3
votes

I'm adding in compression to my project with the aim of improving speed in the 3G Data communication from Android app to ASP.NET C# Server.

The methods I've researched/written/tested works. However, there's added white space after compression. And they are different as well. This really puzzles me.

Is it something to do with different implementation of the GZIP classes in both Java/ASP.NET C#? Is it something that I should be concerned with or do I just move on with .Trim() and .trim() after decompressing?

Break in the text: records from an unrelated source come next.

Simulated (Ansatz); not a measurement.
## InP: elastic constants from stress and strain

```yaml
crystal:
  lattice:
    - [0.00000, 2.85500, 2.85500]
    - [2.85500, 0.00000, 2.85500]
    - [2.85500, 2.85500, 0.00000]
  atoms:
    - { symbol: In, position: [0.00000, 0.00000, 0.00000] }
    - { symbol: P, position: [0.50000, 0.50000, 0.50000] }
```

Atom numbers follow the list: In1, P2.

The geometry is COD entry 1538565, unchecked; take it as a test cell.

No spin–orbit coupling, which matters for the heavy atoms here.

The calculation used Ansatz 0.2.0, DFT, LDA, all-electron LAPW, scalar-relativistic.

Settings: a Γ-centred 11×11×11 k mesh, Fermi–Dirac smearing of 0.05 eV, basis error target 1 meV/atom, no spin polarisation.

Java, compressing "Mary had a little lamb" gives:

Compressed data length: 42
Base64 Compressed String: H4sIAAAAAAAAAPNNLKpUyEhMUUhUyMksKclJVchJzE0CAHrIujIWAAAA

protected static byte[] GZIPCompress(byte[] data) {
    try {
        ByteArrayOutputStream byteArrayOutputStream = new ByteArrayOutputStream();
        GZIPOutputStream gZIPOutputStream = new GZIPOutputStream(byteArrayOutputStream);

        gZIPOutputStream.write(data);
        gZIPOutputStream.close();

        return byteArrayOutputStream.toByteArray();
    } catch(IOException e) {
        Log.i("output", "GZIPCompress Error: " + e.getMessage());
        return null;
    }
}


ASP.NET C#, compressing "Mary had a little lamb"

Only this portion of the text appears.